Content Note: Descriptions of Rape and Sexual Assault, with some detail
Famous evangelicals across the United States are coming up with all sorts of interesting excuses for abandoning their self-proclaimed morals in order to support a man like Donald Trump. James Dobson–of “let’s shoot transgender children” fame–claims that Trump has recently been “born-again,” and anyone who grew up in “born-again” Christian culture knows that this move is often used as a “get-out-of-accountability-for-past-wrongs-FREE” card.
Franklin Graham’s recent statements are similar.

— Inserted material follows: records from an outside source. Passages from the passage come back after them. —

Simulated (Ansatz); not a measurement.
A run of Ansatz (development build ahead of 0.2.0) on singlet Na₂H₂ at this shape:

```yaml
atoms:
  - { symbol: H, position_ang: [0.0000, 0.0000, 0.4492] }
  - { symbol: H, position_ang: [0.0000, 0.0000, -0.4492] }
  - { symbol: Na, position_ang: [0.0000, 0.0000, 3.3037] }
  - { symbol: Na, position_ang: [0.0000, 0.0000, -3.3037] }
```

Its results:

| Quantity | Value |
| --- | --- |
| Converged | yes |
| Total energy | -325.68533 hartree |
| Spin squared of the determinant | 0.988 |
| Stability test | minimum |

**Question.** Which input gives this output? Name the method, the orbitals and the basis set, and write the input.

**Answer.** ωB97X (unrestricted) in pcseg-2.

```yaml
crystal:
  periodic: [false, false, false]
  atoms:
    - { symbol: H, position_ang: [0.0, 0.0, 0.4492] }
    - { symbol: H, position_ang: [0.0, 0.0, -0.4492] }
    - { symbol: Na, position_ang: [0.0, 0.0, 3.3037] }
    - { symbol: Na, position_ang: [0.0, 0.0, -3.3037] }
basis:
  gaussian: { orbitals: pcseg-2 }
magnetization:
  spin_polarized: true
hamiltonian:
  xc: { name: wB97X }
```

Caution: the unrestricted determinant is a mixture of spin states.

Whenever Christians want to clear white men of past wrong-doing (however horrific), they compare these Christians to one of three people: the Apostle Paul, Moses, or King David. It’s a way of simultaneously silencing critics while placing the critiqued men on a pedestal up there with the heroes of the Christian faith. This is what Graham apparently did, according to the Christian Post, which claims:
“Franklin Graham started off his speech by talking about the flaws of Moses . . . and how David committed adultery and killed a man . . . “
It’s actually quite effective, for those who have grown up with an evangelical Christian worldview. Many survivors–myself included–have found themselves silenced by these tactics.
There are many ways of reading the stories of King David in the Bible. Many see him as a great leader who was also a sinner who repented and was held accountable by God for his wrong-doings. Many others read the stories as having the message that all human leaders are wicked and corrupt, and only God is good. Some even claim that the stories of King David were meant to be read ironically, as a critique of the monarchy (see Carolyn Sharp’s Irony and Meaning in the Hebrew Bible). After all, King David–like King Saul before him–fulfills the prophet Samuel’s warnings against kings who treat people as property for the taking (“He will take your daughters…”).
A responsible reading of the stories of King David–regardless of the exact approach a reader takes with the story–must not sweep King David’s wrongs under the rug. The flippant way Franklin Graham dismisses both Trump’s and David’s “sins” shows that Graham does not take this part of scripture seriously or responsibly.
In a way, Graham is correct. Trump is similar to King David.
Trump and David’s similarities don’t end with “adultery,” as Graham calls it.
The story of David and Bathsheba is “not about consensual sex between equals.” As I wrote back in 2013,
Why is Bathsheba demonized throughout much of Christianity as the embodiment of the “seductive spirit of idolatry?” This woman, who was simply washing up after her period ended, like all Jewish women did? This woman who was simply following God’s purity laws, while, unbeknownst to her, a powerful King watched from above? This woman who had…what choice when the men of a King famous for killing tens of thousands came knocking at her door?
Since Graham won’t say it, I will: King David was a rapist. And Trump?
- Last week, a lawsuit was filed against Donald Trump. “Jane Doe” alleges that Trump raped her four times when she was only 13 years old. The fourth time, Trump allegedly “tied her to a bed and forcibly raped her, in a ‘savage sexual attack,’ while she pleaded with him to stop.”
- Trump’s ex-wife, Ivana Trump, once claimed that Donald violently raped her, back in 1989. The Daily Beast claims, “Donald held back Ivana’s arms and began to pull out fistfuls of hair from her scalp . . .He tore off her clothes and unzipped his pants.” Later, after a divorce settlement, she claimed that this was not rape “in the literal or criminal sense,” but did leave her feeling “violated.”*
- Trump’s former business acquaintance, Jill Harth, alleged that Trump sexually assaulted her and tried to rape her, in his daughter Ivanka’s bedroom. Harth still stands by these accusations.
Will Christian leaders like Graham and Dobson take a stand against these alleged evils? Will they play the role of the prophet Nathan, who was willing to point his finger at a wicked ruler and say “You are that man?”
Or will they continue to dismiss the alleged rape of women and children, pretending that Trump’s status as a “baby Christian” is enough to cover up these alleged evils?
Only one of these responses is biblical.
And God remembers.
*Lisa Bloom at the Huffington Post points out that “Ms. Trump was almost certainly contractually prohibited after she signed [divorce settlement papers] from saying anything negative about Mr. Trump.” It is also true that we live in a world where many survivors recant their accusations because of the rape culture that we live in. Regardless of whether or not Ivana Trump would still describe the incident as rape, she did not deserve to be treated in a way that made her feel “violated.”